Or, if you can remove the entire command prompt in favor of a more streamlined read-edit-test workflow, that seems ideal in terms of intelligibility. I would suggest making the programmatical interface more prominent (present it as a first-class alternative to the Web one). Since the idea of the site seems to be demonstrating developer ability, I expect many users will be put off at the notion of using a Web UI to do significant amounts of programming; even JS coders don't live in the one-line REPL of a browser inspector.

How do I get to those docs? I browsed the list on the left of https://www.stockfighter.io/trainer/dox but didn't see anything that explained where programs are stored after compilation. The "Command Reference" mentions compile, but the relationship between compile/run/flash/vmload/vmexec isn't clearly described; is "run" simply a convenience wrapper around the others (excluding compile)? What does the "vm" prefix imply? Why does compile take an argument, but the rest don't? Is there utility in, say, compiling and flashing, but not vmloading, a program (e.g. cache invalidation if we can flash underneath a different running program)? Or is this needless flexibility?

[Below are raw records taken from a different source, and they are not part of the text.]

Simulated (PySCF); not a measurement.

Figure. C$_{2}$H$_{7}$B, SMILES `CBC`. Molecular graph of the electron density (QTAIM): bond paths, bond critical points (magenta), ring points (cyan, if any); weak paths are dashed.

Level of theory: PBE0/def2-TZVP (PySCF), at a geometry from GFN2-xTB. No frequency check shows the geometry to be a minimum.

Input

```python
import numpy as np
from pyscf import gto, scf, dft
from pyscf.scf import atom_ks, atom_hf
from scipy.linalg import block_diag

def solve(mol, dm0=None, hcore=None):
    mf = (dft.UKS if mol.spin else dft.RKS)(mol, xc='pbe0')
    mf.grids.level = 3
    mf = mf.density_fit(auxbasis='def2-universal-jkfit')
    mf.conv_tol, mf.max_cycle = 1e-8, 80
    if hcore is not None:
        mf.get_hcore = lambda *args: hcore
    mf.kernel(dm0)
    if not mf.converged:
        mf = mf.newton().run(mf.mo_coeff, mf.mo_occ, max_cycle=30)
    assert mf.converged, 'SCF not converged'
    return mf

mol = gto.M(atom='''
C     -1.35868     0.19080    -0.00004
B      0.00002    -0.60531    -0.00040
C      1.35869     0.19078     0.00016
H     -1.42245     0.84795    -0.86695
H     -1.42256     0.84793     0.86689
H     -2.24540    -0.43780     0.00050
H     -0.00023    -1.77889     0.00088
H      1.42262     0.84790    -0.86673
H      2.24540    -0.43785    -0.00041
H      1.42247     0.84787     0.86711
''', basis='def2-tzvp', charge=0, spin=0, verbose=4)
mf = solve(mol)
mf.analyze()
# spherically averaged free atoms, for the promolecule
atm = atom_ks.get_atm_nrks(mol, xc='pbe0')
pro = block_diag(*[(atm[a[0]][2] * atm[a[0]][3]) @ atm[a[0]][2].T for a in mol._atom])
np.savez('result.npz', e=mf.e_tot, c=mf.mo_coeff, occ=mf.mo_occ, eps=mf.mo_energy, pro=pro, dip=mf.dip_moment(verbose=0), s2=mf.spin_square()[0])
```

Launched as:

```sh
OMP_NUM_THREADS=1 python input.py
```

I originally skipped the guided tour, figuring that since I'm familiar with machine-level debugging and AVR in particular it would be a waste of time, but now see that it explains some of the expected workflow, though it's mixed with explanations of basic architecture concepts.

If it keeps you generating feedback like that, be as mean as you like! I need stuff like this.

The source file thing is definitely strange. I could just lose it entirely; save your own files! That's how the termbox client works. It made slightly more sense when it was driven from the CLI.

"compile" in the debugger is vestigial, but if we think it makes sense to have it do something useful, let's have it do something useful. I'll have it do what the compile button does, and also print a summary of the generated program. It'll be immediately clear what it does. I'll make "load" do something sensible too.

I think more people want me to have a command line than want a completely streamlined interface, but I think I have some work to do on making the command line work better.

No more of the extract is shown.